GRAHAM GREENE’S “THE COMEDIANS”

“Set in Haiti, where terror rides and death comes frequently and swiftly
   in the night, it is a story of love and adventure, hope and disillusion.”

In 1791, a self-educated slave in the French Caribbean colony of Saint Dominique led a successful revolution against Napoleon’s France. Inspired by the French Revolution of 1789 and prompted by the writings of the French Enlightenment philosophers, particularly Jean-Jacques Rousseau’s “Rights Of Man”, a slave named Toussaint Breda (history calls him Toussaint L'Ouverture – also the “black Napoleon”) led this slaves’ revolt and, with the help of English and Spanish forces (and the Yellow Fever), defeated the French and created the independent nation now known as Haiti. Throughout its more than two centuries of existence, Haiti has been characterized by abject poverty, political instability and repression, superstition and despair, to which were added widespread death and destruction on January 12, 2010.

Just by coincidence, I started re-reading one of my favorite books by my favorite author on the weekend preceding the devastating earthquake in Haiti. In 1966, Graham Greene’s brilliant novel “THE COMEDIANS” was published, a story set in the Haiti of the despotic Papa Doc Duvalier and his secret police (the Tontons Macoute). Greene had first visited Haiti in the 1950’s and had made several visits before 1966’s publication of his book. THE COMEDIANS drew intense resentment from Papa Doc and precluded Greene from ever stepping foot on Haitian soil again. This is a novel that incorporates most of Greene’s themes (betrayal, loss of faith, redemption and commitment) against the backdrop of poverty, repression and brutality that seems to have characterized Haiti forever.

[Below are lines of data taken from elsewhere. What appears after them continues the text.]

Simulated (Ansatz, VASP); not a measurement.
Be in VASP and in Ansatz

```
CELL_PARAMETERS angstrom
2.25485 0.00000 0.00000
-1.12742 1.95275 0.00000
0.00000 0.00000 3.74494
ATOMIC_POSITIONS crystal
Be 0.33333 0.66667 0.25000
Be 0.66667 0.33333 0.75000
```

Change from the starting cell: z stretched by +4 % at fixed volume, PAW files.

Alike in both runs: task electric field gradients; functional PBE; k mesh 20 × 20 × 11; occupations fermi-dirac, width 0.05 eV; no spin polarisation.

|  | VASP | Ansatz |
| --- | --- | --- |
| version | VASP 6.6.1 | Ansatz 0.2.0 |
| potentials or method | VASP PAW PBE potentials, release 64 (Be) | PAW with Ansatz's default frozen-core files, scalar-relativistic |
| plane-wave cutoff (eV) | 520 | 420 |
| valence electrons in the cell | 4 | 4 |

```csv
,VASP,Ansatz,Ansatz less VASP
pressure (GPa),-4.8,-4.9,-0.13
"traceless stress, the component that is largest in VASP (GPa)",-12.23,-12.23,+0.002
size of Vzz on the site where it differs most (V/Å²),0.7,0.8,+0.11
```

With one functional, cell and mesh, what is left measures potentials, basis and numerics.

The principal non-Haitian characters (the comedians) meet on a ship bound for Haiti. Brown (the narrator) is a non-committed half-Englishman returning to Port au Prince, after a few months’ absence. He is returning, somewhat reluctantly to resume his role as owner/manager of a hotel in Port au Prince he recently inherited from his mother. Brown finds himself involved in the lives and deaths of several Haitians as well as the lives of the other comedians and the death of one. Smith, a one-time US Presidential Candidate (he received over 10,000 votes in 1948) and his wife are dedicated vegetarians and are bound for Haiti on a mission to improve the diet of the locals and hope to convince the government of Papa Doc to work with them. Jones (he calls himself Major Jones) is a shadowy character who may or may not be the military man he claims to be and whose involvement with the anti-Papa Doc rebels is fatal.

The fascination of Graham Greene’s story lies, not only in the descriptions of Papa Doc’s Haiti, but against this background, how these comedians become involved with the Haitians who inhabit that particular hell on earth. Dr. Magiot, a committed Communist and opponent of Papa Doc, was also one of Brown’s mother’s lovers as well as her trusted physician and advisor. Brown gets to know, admire and trust the Haitian doctor and, through him, starts to learn something about himself, his faith and his own lack of commitment. Through other Haitians, one of whom works at his hotel, Brown gets to witness an hours long voodoo ceremony in the hills beyond Port au Prince. Born into the Catholic faith, Brown recognizes some of the Latin phrases, the “Agnus Deis” and “Libera nos a malo”, he witnesses a priest biting off the head of a chicken and he hears another priest summoning the gods of Dahomey, including Baron Samedi, the white skull-faced, top-hatted, sunglass-wearing voodoo god of death. Greene makes several references to Papa Doc Duvalier as “Baron Samedi” and the Tontons Macoute all wore dark sunglasses. The imagery is rather stark.

    It is interesting that Greene’s Catholicism was used by the slaves to disguise the beliefs they carried with them from West Africa, the combination of the two becoming Haiti’s belief system called voduo (voodoo). The slaves would publicly recite OUR FATHERS and HAIL MARYS to convince their masters that they had, indeed, adopted Christianity, while keeping their African rituals intact.

The whole question of faith is summed up perfectly in Dr.Magiot’s letter to Greene’s narrator, Mr. Brown, toward the end of the story.

"If you have abandoned one faith, do not abandon all faith. There is always an alternative to the faith we lose. Or is it the same faith under another mask?"

    It seems that, in January 2010, all of Haiti’s masks were dropped and, while the Haitian people may not have abandoned all their faiths, their faiths may have abandoned them. It may be that the only god who mattered anymore was Baron Samedi, their voodoo god of death.